This is not me.

Photo by Aljoscha Laschgari on Unsplash

In the last five years, I’ve gone back-and-forth between self-employment and “regular” jobs a couple times. Often these transitions were preceded by a concern that I had become “too corporate” and maybe had not taken enough time to figure out what and where I was supposed to be. I was convinced that maybe I wasn’t the all-business looking person you see in my headshot photo so I would ditch my usual reading list in favor of health and wellness titles on the fringe of mainstream and start buying clothes a little different than I’d normally wear.

After I took a few online marketing classes I thought maybe it was time for me to start promoting myself a little more and not just hide behind my corporate clients. I created my website and envisioned as the months progressed I’d be adding functionality and cool design and the occasional jaunty photos like all the gurus do. Then when I really thought about it, it kind of made me feel ridiculous … because it wasn’t me.

At the end of the day, most of us DO really know what our natural set point is when it comes to our public persona. We don’t need to search too hard for it. It’s kind of like fitness; you know where you feel best. You know the size you like to pull from your closet. Similarly, with communications and our personal brands, we know when we are in our element. We know the kind of people who make us feel good about the interaction, the groups where we feel welcomed and the venues that help us feel most comfortable. It just doesn’t take too much work and feels pretty effortless.

News flash: I am not the jaunty photo type. Despite my flirtation with other job descriptions, I know what my personal brand is and it’s pretty corporate. And that’s okay because most days, I feel pretty darn good about that.

I also learned that I already know what my set point is for networking because when it’s real and authentic, the interaction I have with the person or people gives me way more energy than it takes. When it’s really working for me, I will leave an event with a handful of business cards in my pocket or my bag practically skipping back to my car brimming with the possibility of scheduling a meeting and getting to know those people better. On the ride home I’ve often got a half-written blog post rambling around in my head.

Additionally, I can almost always find a place for the people I meet in my professional or even personal life. It’s no stretch or hard sell to get to the point where I say “I’m going to do business with this person.”
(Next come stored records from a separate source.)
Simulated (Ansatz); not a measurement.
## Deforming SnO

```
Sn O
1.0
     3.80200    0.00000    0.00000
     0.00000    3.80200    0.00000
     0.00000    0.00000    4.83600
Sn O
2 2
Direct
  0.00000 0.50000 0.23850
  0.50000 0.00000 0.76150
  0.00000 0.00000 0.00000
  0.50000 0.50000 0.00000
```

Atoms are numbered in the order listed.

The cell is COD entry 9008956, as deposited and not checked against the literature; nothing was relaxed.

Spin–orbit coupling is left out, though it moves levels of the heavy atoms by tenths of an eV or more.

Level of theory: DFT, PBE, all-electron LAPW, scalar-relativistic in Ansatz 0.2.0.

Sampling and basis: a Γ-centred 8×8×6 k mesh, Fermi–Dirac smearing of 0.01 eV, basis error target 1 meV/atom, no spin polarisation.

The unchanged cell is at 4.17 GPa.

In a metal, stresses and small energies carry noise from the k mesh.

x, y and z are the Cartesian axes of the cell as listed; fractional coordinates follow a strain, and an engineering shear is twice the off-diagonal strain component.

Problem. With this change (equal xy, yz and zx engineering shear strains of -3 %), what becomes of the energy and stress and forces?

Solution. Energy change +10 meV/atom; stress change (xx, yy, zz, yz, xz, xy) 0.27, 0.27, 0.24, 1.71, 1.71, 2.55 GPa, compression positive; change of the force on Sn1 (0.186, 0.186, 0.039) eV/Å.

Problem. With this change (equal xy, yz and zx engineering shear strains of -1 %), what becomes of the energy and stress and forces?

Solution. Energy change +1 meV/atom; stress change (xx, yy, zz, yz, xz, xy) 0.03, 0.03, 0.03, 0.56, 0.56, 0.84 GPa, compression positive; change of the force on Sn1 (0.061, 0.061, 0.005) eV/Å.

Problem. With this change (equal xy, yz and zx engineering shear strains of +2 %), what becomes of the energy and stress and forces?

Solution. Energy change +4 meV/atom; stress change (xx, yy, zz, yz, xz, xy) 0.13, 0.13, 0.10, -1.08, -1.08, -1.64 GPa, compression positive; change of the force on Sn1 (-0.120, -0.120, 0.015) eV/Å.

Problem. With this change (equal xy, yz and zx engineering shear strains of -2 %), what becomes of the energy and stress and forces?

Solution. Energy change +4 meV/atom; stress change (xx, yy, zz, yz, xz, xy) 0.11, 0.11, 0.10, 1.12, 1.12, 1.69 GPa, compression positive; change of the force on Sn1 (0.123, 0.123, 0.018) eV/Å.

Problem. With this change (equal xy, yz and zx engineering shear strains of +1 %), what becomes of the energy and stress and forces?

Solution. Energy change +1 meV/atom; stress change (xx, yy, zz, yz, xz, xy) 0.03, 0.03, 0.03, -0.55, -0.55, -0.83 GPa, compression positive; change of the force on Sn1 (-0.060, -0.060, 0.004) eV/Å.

Last year, though I really intended to create a refreshed personal brand, a different kind of network, and a new direction in my career, it never really felt right while I was doing it. I could tell because I ended up accepting any and all meetings and after a while, some of the interactions didn’t feel all that energizing or productive. I drank a lot of coffee, got on a lot of new mailing lists, but can’t say that I moved the needle.

There is nothing wrong with being generous and open to meeting people outside your normal circles; in fact I try to generally live my life and career that way. But it’s a problem when you realize you are accepting meetings and coffees out of guilt and obligation rather than intent and desire. What I learned is that there’s an important balance to strike between being decisive, prescriptive, planned, and results-oriented with being open, generous, flexible and creative.

My set point is somewhere in between those two scenarios.

Ironically after all those meetings, coffees, business plans, website copy edits, and list building, I ended up almost right back where I started. Just a little clearer, a little more accepting of my corporate self, and a little more disciplined about how I use my time.